Kendrick Carmouche is set to become the first Black jockey to participate in the Kentucky Derby in eight years, however, that’s only part of his story, and he’s ready to tell the rest of it.
Carmouche grew up the son of a jockey in Louisiana, so he was exposed early on in his life to the culture and lifestyle. He would wake up at 4:30 in the morning and follow his father into the area bush tracks where he would watch and help him practice.
When he was 16-years-old, back in 2000, he began riding professionally himself. Ever since he’s enjoyed a long 21-year-long career that moved him from Louisiana to Texas to Philadelphia, and now he’s positioned as one of the best jockeys in New York. Back in September 2018, Carmouche suffered a painful leg injury that forced him to endure a lengthy six-month recovery. However, his return to the tracks has given him some of the greatest achievements in his career.

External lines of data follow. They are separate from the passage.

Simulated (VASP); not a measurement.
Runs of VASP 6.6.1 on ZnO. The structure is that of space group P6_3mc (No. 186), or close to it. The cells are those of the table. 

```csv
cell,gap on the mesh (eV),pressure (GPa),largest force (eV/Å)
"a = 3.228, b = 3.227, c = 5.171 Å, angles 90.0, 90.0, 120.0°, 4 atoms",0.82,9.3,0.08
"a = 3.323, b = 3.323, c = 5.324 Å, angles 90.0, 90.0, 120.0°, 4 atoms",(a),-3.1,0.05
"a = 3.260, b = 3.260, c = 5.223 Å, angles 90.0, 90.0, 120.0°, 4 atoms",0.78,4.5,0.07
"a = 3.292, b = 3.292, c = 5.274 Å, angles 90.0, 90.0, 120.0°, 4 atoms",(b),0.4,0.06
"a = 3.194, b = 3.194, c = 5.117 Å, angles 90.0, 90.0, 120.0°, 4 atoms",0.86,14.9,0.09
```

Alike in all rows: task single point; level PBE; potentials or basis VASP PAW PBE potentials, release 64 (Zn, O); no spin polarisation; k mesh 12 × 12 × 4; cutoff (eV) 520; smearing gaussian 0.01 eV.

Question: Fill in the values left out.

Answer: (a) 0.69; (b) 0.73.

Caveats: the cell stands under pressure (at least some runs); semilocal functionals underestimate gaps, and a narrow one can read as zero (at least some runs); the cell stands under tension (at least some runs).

In the fall of 2020 he earned the riding title at Aqueduct and his first Grade 1 victory back in December 2020. Now, on May 1st of this year, he will be riding in the Kentucky Derby for the first time.
“If you don’t dream it, it’s never going to happen. I dreamed it. To be here at this point and how long it took and the hard work that I put in to get to this point, going to the Kentucky Derby, this is icing and everything on the cake.”
When asked about advice that he would give to young jockeys who will be watching him compete in May, Carmouche claimed that “You have to polish yourself. You have to ride smart. You have to do all the correct things and grind it out until that happens. This is where I want to be.”
Carmouche is the first Black jockey to compete in the Kentucky Derby since Kevin Krigger, who finished in 17th back in 2013. Originally, Black jockeys were the majority of competitors in the derby, winning 15 out of the first 28 races in the beginning of the Derby’s history. Now, Carmouche marks one of the very few Black jockeys in the United States, and he says he hopes to inspire many others to follow in his footsteps.
“I think people just need to open their eyes and realize it doesn’t matter what color you are. You work hard. You’re an honest person. You want the best for you and your family and the team you’re putting together at the track so you can win races. It’s no black or white. It’s just purple or green, whatever you want to call it. We all bleed the same.”
Carmouche said his confident attitude comes from his father, who pushed him to leave home and pursue this career when he was younger. “My parents told me to get the hell out of Louisiana. They told me, ‘Go make yourself your own home.’ People get it twisted. They try to make their home where they’ve been at all their life. You can’t do that. You’ve got to go make your own home with your own family, your own kids.”
Sylvester Carmouche, his father, and several other family members are planning to make it to Louisville on Derby Day to watch Kendrick ride.